If you need a little balance in your life, plant a hedge of 'Harmony' hydrangeas. The blooms are often so large and heavy that they cause the branches to teeter to the ground. A well-established planting will stop cars when it's in full bloom.
Joan and Jack Fagan of Homewood, Alabama, love their 'Harmony' oakleaf hydrangeas. Jack says, "I think they're great and not a lot of work." He has actually rooted a few by placing a brick over a branch lying on the ground. It takes a couple of years, but eventually the plant develops roots under the brick, creating an entirely new plant. Once the branch is rooted, he cuts it from the mother plant and transplants it to a new spot in his yard.
'Pee Wee' is a smaller selection, perfect for the compact spaces of suburban or urban gardens. This plant is perfectly at home in front of a low wall or gracing a large terra-cotta container. Its leaves turn a deep wine color in the fall and often persist till spring.
What They Need
When planting oakleaf hydrangeas, the most important thing is to make sure that they're planted in well-drained soil. "Good drainage is key," says nurseryman Eddie Aldridge of Hoover, Alabama, who introduced 'Snowflake' and 'Harmony' to the gardening world. He recommends locations with morning sunshine and shade after 2 p.m. "It's very important to give them protection from the late-afternoon sun."

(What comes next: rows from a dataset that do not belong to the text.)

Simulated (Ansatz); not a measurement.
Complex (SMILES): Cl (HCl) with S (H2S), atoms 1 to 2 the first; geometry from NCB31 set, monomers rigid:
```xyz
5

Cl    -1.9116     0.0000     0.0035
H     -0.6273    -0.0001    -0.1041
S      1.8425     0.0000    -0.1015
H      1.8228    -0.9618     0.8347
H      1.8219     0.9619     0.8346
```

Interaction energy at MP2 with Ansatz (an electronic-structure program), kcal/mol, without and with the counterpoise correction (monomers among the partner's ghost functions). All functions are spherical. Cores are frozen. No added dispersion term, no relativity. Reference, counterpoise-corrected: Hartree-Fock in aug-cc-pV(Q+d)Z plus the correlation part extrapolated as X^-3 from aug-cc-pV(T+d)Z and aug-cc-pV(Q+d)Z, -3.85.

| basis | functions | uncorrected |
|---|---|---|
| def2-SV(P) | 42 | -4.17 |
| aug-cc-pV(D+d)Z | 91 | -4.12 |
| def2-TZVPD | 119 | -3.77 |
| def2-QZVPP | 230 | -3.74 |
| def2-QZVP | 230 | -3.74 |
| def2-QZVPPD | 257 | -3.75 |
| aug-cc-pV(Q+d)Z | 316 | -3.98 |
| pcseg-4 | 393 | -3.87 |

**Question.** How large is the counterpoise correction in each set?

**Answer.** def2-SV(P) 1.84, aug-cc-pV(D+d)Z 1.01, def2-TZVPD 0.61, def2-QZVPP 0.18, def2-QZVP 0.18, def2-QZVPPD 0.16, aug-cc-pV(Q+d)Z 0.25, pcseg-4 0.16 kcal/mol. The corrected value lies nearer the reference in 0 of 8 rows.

Eddie also says hydrangeas are not too picky about the soil, but they do appreciate a bit of peat moss to retain moisture. It also helps keep the soil acid, which they prefer. Once established, oakleaf hydrangeas can tolerate drought, though they will definitely appreciate an additional drink during extended periods without rain. Mulches, such as pine straw or leaves, will also help the soil retain valuable moisture.
What's more, you've got to give them lots of room to grow so they can reach their full potential. "I'm a spacer," Eddie admits. "I like to space plants so they can mature." If you crowd hydrangeas, you will end up pruning them and sacrificing their graceful form.